The following is an extract from a post I wrote for my INF404 Foundations of Information Studies class at CSU. I was reading an article and started thinking back to a paper I wrote back in my undergraduate days.
Reading Rayward (2014) and his discussion on Gutenberg's printing press, I'm reminded of previous research I undertook on the feminisation of witchcraft and rise of misogyny in late medieval and early modern Europe (published in this blog). In my paper, I analysed the scholarly discourse around the two witch-hunting treatises by Johannes Nider, and Heinrich Kramer and James Sprenger, respectively titled, the Formicarius (1437), and the Malleus Maleficarum (1486).

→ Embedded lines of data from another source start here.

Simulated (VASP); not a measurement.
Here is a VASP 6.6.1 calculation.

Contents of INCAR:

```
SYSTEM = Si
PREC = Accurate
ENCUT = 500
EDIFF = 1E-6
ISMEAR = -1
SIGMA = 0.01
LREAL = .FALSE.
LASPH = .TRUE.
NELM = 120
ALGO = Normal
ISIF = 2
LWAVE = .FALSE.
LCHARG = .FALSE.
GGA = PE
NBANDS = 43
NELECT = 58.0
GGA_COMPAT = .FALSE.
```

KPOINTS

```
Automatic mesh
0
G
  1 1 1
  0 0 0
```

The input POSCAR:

Printed in 1486, the Malleus Maleficarum (translated as "The Hammer of the Witches") sought to prove the existence of witches and witchcraft, and in particular, drew a connection between women and witchcraft (Tillack, 2013). The treatise linked witchcraft to uncontrolled female sexuality, which supposedly sprung from the insatiable carnal lust in women. The authors argued that women were spiritually weaker than men, so more susceptible to evil (think of the Eve myth). I also covered this argument in another paper on the aetiology of evil, which compared the Eve and Pandora myths.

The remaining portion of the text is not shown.